In tradeoff Federal Reserve yields to pressure for greater transparency

A consensus has emerged in the Senate to allow the Federal Reserve to retain its powers to set interests rates but in return the Fed must submit to additional audits by the General Accounting Office. -db

The New York Times
May 10, 2010
By Sewell Chan

The Federal Reserve appears to have succeeded in fending off a challenge to the autonomy of its monetary policy decisions, but it is likely to face greater scrutiny of the actions it has taken since 2007 to prevent financial institutions from collapsing.

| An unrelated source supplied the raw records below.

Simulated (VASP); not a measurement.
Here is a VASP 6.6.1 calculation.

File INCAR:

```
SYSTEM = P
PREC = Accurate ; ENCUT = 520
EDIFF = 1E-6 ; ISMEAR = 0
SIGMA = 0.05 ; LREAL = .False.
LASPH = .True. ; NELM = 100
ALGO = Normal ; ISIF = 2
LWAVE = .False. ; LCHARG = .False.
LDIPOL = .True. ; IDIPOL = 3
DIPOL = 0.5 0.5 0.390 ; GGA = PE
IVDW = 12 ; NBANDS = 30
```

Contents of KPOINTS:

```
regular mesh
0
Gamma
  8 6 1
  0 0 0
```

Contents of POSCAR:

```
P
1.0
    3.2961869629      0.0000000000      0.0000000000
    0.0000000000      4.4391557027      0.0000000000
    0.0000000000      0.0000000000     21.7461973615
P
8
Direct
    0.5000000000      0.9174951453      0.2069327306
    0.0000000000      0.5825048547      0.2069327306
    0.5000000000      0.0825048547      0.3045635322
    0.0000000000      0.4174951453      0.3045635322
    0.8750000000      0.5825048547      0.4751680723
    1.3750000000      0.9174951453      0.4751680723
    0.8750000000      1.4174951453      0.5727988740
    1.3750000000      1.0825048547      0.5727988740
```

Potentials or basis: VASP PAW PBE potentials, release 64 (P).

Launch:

As part of the Senate’s debate on an overhaul of financial regulations, a consensus is shaping up for an amendment that would subject the central bank to additional audits by the Government Accountability Office.

The chief proponent, Senator Bernard Sanders, an independent from Vermont, agreed to insulate the Fed’s decision-making on interest rates from official second-guessing. But the Fed would be compelled by Dec. 1 to divulge the names of all the companies that benefited from the emergency lending programs.

The consensus seems to be generating sufficient bipartisan support to win approval. The White House, the Treasury Department and the Fed have signaled that the amendment is acceptable to them.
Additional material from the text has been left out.